While most high-net-worth individuals (HNWIs) are already giving generously, research suggests that few feel fully supported in doing so. Barclays’ 2025 Giving Report found that 98% of UK HNWIs donate to charity, yet fewer than half receive the advice they expect when structuring their giving.

The STEP Attitudes to Wealth 2025 report echoes this, revealing that while 65% of clients discuss social responsibility with their advisors, only one in four take meaningful action to embed it in their long-term plans.

For trustees and advisors, this presents both a challenge and an opportunity to help clients move from good intentions to tangible, lasting results.

From charitable intent to structured giving

STEP’s findings show that many clients are reassessing the purpose of their wealth, questioning what “enough” looks like for their families and how the surplus can serve a broader good. Yet despite this desire to give, translating intention into a clear strategy often proves difficult. More than half of respondents said their clients do not currently make significant charitable donations, even though 41% of their clients intend to do..

During a recent STEP webinar exploring changing attitudes to wealth, panellist Jonathan Simmons (Chief Executive of impact economy consultancy firm NPC and Co-founder of Yuup) shared his own experience of working with advisors after generating significant wealth. He explained:

“The conversation felt selfish very quickly about what I wanted and what my family wanted, it was upsetting, and I felt alienated by the conversation. Doing good wasn’t brought into the conversation until I brought it up… I know I’m not alone in that experience.”

Jonathan’s experience highlights a growing challenge for many HNWIs who want to use their wealth for positive impact but may find themselves in conversations which feel as though they are being deterred from doing so. For some, discussions about wealth structuring, succession, and investment can feel disconnected from their personal values or sense of purpose. As Jonathan’s comment suggests, the lack of early, open dialogue around philanthropy can leave settlors and beneficiaries feeling unsupported.

This is where trustees have an important role to play in reframing conversations. By proactively introducing philanthropy and environmental, social, and governance (ESG) activities into conversations, rather than as an afterthought, they can help HNWIs feel confident in expressing their wishes. From there, trustees can translate personal sentiment into well-structured, practical strategies that align purpose with effective governance and long-term impact.

A new generation of giving

Generational attitudes are shifting. According to the STEP report, 40% of practitioners believe NextGen clients are more concerned about leaving a positive legacy, while 37% say they are more focused on wealth inequality than previous generations. Younger wealth holders are less motivated by tax reliefs and more by measurable impact, favouring lifetime giving and ESG-aligned investments over traditional bequests.

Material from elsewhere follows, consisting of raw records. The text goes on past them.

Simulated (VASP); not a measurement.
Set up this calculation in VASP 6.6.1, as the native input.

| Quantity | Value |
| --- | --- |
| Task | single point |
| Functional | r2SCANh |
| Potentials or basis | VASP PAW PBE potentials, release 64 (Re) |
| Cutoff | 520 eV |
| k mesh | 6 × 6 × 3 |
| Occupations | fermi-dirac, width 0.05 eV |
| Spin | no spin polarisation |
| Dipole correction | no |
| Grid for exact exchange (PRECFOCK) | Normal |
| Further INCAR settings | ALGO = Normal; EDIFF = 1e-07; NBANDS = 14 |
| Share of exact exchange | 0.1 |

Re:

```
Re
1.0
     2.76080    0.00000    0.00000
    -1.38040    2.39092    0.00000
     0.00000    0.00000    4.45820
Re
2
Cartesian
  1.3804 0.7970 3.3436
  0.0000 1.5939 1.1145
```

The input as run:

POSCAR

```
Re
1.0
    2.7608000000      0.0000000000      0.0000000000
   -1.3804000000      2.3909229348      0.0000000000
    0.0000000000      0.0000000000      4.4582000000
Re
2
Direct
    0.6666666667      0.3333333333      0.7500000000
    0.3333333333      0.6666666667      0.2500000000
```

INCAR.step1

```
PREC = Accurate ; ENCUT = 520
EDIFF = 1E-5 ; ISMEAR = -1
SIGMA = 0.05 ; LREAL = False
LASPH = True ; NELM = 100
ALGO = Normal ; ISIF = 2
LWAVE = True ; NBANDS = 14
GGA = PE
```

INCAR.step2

This broader sense of social responsibility is also reflected in other areas of wealth planning.

Yet trustees continue to navigate evolving expectations. Almost a quarter of private client practitioners believe existing trust legislation limits socially responsible or impact investments, with 14% calling for reform to allow greater flexibility for purpose-led wealth management. This highlights the importance of continued education, collaboration and advocacy across the sector.

Building confidence through conversation

The STEP research also revealed that only 4% of clients communicate “very effectively” with their families about their wealth and succession planning. Trustees can help close this gap by fostering open discussions about values, governance and philanthropy, encouraging families to consider not only how they want to give, but why.

These conversations can unite generations around shared purpose, providing a common framework for decision-making and helping preserve family harmony. In doing so, trustees support both financial stewardship and the emotional continuity of wealth.

The role of trustees

Trustees are uniquely positioned to balance objectivity with insight into family dynamics and long-term goals. Their role extends beyond structuring assets, it’s about enabling purpose. Drawing on their networks, international experience and understanding of charitable and regulatory frameworks, trustees can help families identify the most suitable vehicles for their giving, from charitable trusts and foundations to donor-advised funds.

Their cross-jurisdictional expertise allows them to manage complex global considerations while maintaining transparency and compliance. This combination of technical precision and personal understanding ensures that giving remains efficient, values-led and resilient over time.

Both the Barclays and STEP reports point to a clear appetite for more purposeful wealth management. The real opportunity now lies in helping families put that purpose into practice. By combining professional rigour with empathy and foresight, trustees can turn generosity into a legacy that endures across generations.